The mystery surrounding a cryptic string-based communication system used by ancient Incan administrators may at last be unravelling, thanks to computer analysis of hundreds of different knotted bundles.
The discovery provides a tantalising glimpse of bureaucracy in the Andean empire and may, for the first time, also reveal an Incan word written in string.
Woven from cotton, llama or alpaca wool, the mysterious string bundles – known as Khipu – consist of a single strand from which dangle up to thousands of subsidiary strings, each featuring a bewildering array of knots. Of the 600 or so Khipu that have been found, most date from between 1400 AD and 1500 AD. However, a few are thought to be about 1000 years old.
Spanish colonial documents suggest that Khipu were in some way used to keep records and communicate messages. Yet how the cords were used to convey useful information has puzzled generations of experts.
Unpicking the knots
Now, anthropologist Gary Urton and mathematician Carrie Brezine at Harvard University, Massachusetts, US, think they may have begun unravelling the knotty code. The pair built a searchable database containing key information about Khipu strings, such as the number and position of subsidiary strings and the number and position of knots tied in them.
The pair then used this database to search for similarities between 21 Khipus discovered in 1956 at the key Incan administrative base of Puruchuco, near modern day Lima in Peru. Superficial similarities suggested that the Khipu could be connected but the database revealed a crucial mathematical bond – the data represented by subsidiary strands on some of Khipu could be combined to create the strands found on more complex ones.
This suggests the Khipu were used to collate information from different parts of the empire, which stretched for more than 5500 kilometres. Brezine used the mathematical software package Mathematica to scour the database for other mathematical links ? and found several.
First word
“Local accountants would forward information on accomplished tasks upward through the hierarchy, with information at each successive level representing the summation of accounts from the levels below,” Urton says. “This communication was used to record the information deemed most important to the state, which often included accounting and other data related to censuses, finances and the military.”

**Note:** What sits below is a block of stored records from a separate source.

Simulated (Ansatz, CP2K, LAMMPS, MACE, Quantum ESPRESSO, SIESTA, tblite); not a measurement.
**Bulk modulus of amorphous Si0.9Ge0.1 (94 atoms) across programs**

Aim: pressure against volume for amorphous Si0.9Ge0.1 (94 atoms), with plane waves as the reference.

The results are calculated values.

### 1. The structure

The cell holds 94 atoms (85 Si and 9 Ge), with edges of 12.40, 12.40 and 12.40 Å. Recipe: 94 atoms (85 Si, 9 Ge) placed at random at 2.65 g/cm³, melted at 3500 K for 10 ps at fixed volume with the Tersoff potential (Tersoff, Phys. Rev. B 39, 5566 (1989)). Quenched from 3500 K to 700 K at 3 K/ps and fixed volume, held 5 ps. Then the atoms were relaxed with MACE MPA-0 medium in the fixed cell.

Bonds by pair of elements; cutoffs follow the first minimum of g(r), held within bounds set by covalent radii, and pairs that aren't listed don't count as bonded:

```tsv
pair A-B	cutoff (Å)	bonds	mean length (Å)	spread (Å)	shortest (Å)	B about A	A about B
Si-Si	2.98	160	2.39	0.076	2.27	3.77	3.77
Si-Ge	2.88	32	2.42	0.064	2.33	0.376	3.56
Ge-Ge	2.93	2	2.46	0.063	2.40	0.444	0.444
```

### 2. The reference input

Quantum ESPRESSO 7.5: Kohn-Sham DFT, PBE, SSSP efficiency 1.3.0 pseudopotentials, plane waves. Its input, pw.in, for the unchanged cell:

And Urton and Brezine go a step further. Given that the Puruchuco strings may represent collations of data different regions, they suggest that a characteristic figure-of-eight knot found on all of the 21 Puruchuco strings may represent the place itself. If so, it would be the first word to ever be extracted from an Incan Khipu.
Completely deciphering the Khipu may never be possible, Urton says, but further analysis of the Khipu database might reveal other details of life. New archaeological discoveries could also throw up some more surprises, Urton told New Scientist.